A dominant performance from Magical in the Group 1 Pretty Polly Stakes on Sunday continued Aidan O’Brien’s rich vein of form at the Curragh this weekend.

On what was her seasonal reappearance after a 254-day layoff, jockey Seamie Heffernan made the running on Magical before asking the mare for her effort at the two-furlong marker. Once asked to go, there was no catching the daughter of Galileo, who was registering a fifth victory at the highest level.

O’Brien said: “She’s very exciting and always has been. She got stronger over the winter and that’s why the lads brought her back.

“We’d always be talking to them, and the plan was for her to be covered by No Nay Never, but when we told them that they made the decision.

“Something just happened with her over the winter. She transformed. Usually you see that sort of improvement from three to four, but she made it from four to five. The power really came into her body. She has been working really well.”

Magical’s success came a day after Santiago had followed up his Royal Ascot triumph with victory in the Irish Derby.

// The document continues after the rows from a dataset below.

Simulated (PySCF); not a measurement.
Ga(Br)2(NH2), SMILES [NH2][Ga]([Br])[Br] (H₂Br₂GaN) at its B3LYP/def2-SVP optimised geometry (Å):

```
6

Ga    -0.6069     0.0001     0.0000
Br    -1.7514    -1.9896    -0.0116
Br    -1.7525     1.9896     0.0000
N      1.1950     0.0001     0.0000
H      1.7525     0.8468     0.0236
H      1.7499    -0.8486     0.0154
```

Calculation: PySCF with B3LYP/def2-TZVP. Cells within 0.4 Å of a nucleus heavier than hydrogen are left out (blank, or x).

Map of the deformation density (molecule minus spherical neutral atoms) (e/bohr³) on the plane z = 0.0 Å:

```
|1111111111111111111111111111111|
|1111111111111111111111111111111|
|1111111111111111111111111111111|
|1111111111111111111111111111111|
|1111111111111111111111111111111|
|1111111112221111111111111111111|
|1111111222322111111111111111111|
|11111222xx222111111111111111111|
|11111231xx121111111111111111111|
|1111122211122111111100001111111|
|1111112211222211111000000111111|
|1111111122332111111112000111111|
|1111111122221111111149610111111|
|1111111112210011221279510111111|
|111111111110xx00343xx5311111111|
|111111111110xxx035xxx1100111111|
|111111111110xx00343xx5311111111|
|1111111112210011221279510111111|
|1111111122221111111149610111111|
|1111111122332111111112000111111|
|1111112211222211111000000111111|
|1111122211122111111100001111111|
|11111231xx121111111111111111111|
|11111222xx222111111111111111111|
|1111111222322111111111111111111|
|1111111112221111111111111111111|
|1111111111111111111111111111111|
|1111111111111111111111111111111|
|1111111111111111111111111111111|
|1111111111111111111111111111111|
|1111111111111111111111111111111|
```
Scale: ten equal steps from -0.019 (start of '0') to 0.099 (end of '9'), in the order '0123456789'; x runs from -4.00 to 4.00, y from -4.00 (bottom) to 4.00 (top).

The son of Authorized, who had taken the 1m6f Queen’s Vase at the royal meeting last week, held off his fast-finishing stablemate Tiger Moth to secure his trainer a 14th winner of the famous race. O’Brien also saddled Dawn Patrol and Order Of Australia in third and fourth.

He said: “We’re delighted with that. He’s a lovely staying type of horse and they went an honest gallop. We thought he might be a St Leger horse and be one to look forward to as a Cup horse next year, and the horses behind him are still babies, so they’re there to look forward to as well.”

Heffernan added: “He’s a tough horse to come back from a mile and six furlongs last week, but the Curragh suited him. Lorcan Donnelly, who rides him out, told me I’d ride another Derby winner and he was right.

“This horse has guts, and, if you have guts you don’t always have to be on the best horse in the race. It wasn’t ideal dropping in, but I took a gamble because of where I was drawn and rode him for luck. Once I put him in gear, he switched up.”